Skip to content

Data Formats

This page describes the file formats consumed by fastdpplot.


Binary matrix (.bin)

What is it?

A .bin file is a flat, row-major, little-endian binary array of numeric values representing a dynamic-programming or scoring matrix.

Each element at position (row, col) corresponds to the alignment score (or match indicator) between query residue row and subject residue col.

File size formula

file_size = rows × cols × element_size_in_bytes

where rows = query_length and cols = subject_length.

Supported element types

--dtype flag C type Bytes Notes
u8 uint8_t 1 Counts or presence/absence (0–255).
i16 int16_t 2 Signed 16-bit alignment scores.
i32 int32_t 4 Signed 32-bit alignment scores.
f32 float 4 Single-precision floating-point scores.
f64 double 8 Double-precision floating-point scores.
auto Inferred from file size (tries U8→I16→I32→F32→F64).

Dtype inference order

When --dtype auto is used, fastdpplot tries dtypes in the order u8 → i16 → i32 → f32 → f64 and picks the first match. If rows × cols is divisible by multiple element sizes, the smallest matching dtype is chosen. Pass --dtype explicitly to avoid ambiguity.

Endianness

fastdpplot always reads multi-byte types as little-endian. If your tool writes big-endian matrices (uncommon on x86/ARM), you must byte-swap the file before loading.
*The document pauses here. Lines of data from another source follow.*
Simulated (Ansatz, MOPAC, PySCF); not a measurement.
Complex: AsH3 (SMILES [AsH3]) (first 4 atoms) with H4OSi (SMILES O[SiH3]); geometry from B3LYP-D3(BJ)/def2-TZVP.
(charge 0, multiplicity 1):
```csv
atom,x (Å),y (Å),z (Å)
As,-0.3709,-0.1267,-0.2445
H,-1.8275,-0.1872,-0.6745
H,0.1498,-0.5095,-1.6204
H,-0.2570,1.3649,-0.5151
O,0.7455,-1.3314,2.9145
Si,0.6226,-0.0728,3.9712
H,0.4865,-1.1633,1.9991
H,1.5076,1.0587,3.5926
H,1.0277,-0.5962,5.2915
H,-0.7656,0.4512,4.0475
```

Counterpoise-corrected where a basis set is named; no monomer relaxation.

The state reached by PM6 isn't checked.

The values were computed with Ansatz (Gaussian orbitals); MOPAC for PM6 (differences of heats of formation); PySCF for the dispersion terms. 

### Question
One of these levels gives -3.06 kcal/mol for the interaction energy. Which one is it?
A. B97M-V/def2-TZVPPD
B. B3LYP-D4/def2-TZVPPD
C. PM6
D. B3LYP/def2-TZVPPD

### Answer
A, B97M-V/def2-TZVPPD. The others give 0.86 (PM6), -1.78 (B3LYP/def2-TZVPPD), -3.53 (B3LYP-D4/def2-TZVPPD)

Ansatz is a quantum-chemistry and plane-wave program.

Generating a .bin file (Python example)

import numpy as np

# Create a random u8 matrix (query_len × subject_len)
matrix = np.random.randint(0, 256, (query_len, subject_len), dtype=np.uint8)
matrix.tofile("data/dp_matrix.bin")
# Float32 matrix
matrix = np.zeros((query_len, subject_len), dtype=np.float32)
# … fill in your DP scores …
matrix.tofile("data/dp_matrix.bin")  # numpy uses native byte order; ensure little-endian

Numpy byte order

On little-endian systems (x86, ARM) np.tofile writes little-endian by default. On big-endian systems, convert first:

matrix.astype(matrix.dtype.newbyteorder('<')).tofile("data/dp_matrix.bin")


Value normalisation

After loading, fastdpplot applies min-max normalisation:

normalised = (value - min) / (max - min)

All rendered dot values are therefore in [0, 1] regardless of the original dtype. The --threshold flag filters out points below a normalised value.


FASTA files (.fasta / .fa)

fastdpplot uses the FASTA files only to:

  1. Read the sequence length (to validate matrix dimensions).
  2. Derive axis labels from the sequence ID and description.

The actual nucleotide / amino-acid sequence is not used for rendering.

Accepted FASTA syntax

>sequence_id optional description text here
ACGTACGTACGT
ACGTACGT
Rule Detail
Header line Starts with >. The ID is everything up to the first whitespace. The rest is the description.
Sequence lines All non-header, non-comment lines are concatenated and uppercased.
Comment lines Lines starting with ; are skipped.
Multiple records All records are parsed; only the first is used by the pipeline.
Empty records A header with no following sequence raises FastDpError::EmptySequence.

Axis label format

The axis label shown on the dotplot is formatted as:

{id} | {description}    (truncated to 80 characters with … suffix)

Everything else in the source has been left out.